Me: Can you repeat that? (Silence.)
Me: Oh no! SP, can you hear me?
SP: *laughs* It cut out for a second, ‘kay? Yeah, I can hear you guys now.
Me: Can you repeat what the phrase was?
SP: “Six of one, half a dozen of the other.” Which just basically means same difference.
Me: What would you use that for in like— like saying that for?
SP: I often contradict myself, all the time, with my thinking. And I’m a bit of an over thinker—and so I think, sometimes, that phrase can get me out of my rabbit hole when I’m like— I don’t know, thinking too deeply about something…
Me: Got it. And where did you learn this phrase from?
SP: Where did I learn that? I… (She thinks.) Learned it… *whispers* Fuck! I don’t know.
Me: That’s okay!
SP: It was a very common phrase back when my grandparents were young.
Me: Okay, uhm, who would you hear say this? Did your grandparents ever say it to you?
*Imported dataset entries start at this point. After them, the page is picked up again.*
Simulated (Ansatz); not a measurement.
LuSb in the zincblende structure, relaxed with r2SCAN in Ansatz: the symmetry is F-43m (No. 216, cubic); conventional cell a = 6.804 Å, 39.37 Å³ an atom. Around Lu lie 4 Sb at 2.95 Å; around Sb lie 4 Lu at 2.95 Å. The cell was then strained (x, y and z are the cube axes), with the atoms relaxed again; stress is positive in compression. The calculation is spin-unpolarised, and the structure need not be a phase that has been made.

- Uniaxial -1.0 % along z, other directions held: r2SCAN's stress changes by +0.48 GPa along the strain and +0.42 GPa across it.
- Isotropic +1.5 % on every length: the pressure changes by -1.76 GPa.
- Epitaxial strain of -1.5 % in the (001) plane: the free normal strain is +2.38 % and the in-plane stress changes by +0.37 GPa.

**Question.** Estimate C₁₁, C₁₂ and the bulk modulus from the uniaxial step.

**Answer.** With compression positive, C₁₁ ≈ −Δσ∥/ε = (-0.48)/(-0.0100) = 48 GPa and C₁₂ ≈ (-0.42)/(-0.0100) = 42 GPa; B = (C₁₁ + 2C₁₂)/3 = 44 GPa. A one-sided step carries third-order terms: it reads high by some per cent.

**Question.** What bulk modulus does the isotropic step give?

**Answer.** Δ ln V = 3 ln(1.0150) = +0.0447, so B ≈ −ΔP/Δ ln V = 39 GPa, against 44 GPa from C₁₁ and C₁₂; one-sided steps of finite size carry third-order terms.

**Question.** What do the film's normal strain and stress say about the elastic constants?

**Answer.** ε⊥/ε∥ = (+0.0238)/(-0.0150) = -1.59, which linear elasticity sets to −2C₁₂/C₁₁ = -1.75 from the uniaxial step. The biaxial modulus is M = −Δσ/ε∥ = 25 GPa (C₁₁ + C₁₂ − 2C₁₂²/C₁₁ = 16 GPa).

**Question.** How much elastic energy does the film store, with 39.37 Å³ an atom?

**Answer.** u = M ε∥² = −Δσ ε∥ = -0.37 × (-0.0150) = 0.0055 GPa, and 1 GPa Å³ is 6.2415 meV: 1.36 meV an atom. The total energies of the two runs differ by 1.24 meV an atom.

SP: Yeah, my grandfather did… My grandfather on my mom’s side when I was young… like six. And visit them, in the summers.
Me: And do you know why? Like, in what context he would say it?
SP: Usually… when we’re fighting about something. Or like the family is bickering. And it’s like…
Me: Ah, got it. Got it.
SP: “Same difference.” You know?
Me: “Same difference.”
Performed over a FaceTime call. One of my roommates friends, a high school senior. She is in her bedroom in Alameda, California.
This was especially interesting to me because I know the components of what is being said, but I didn’t understand them without the context given by the informant. According to her, this is more popular amongst older generations in America. I thought of it as a practical saying, but hearing how her grandfather used it to settle disputes and pacify family arguments really made it special. I can see why she uses it now in her personal life as a way of anchoring herself to reality and practicing mindfulness, and I’m glad she was able to find an emotional attachment to this piece of family folklore.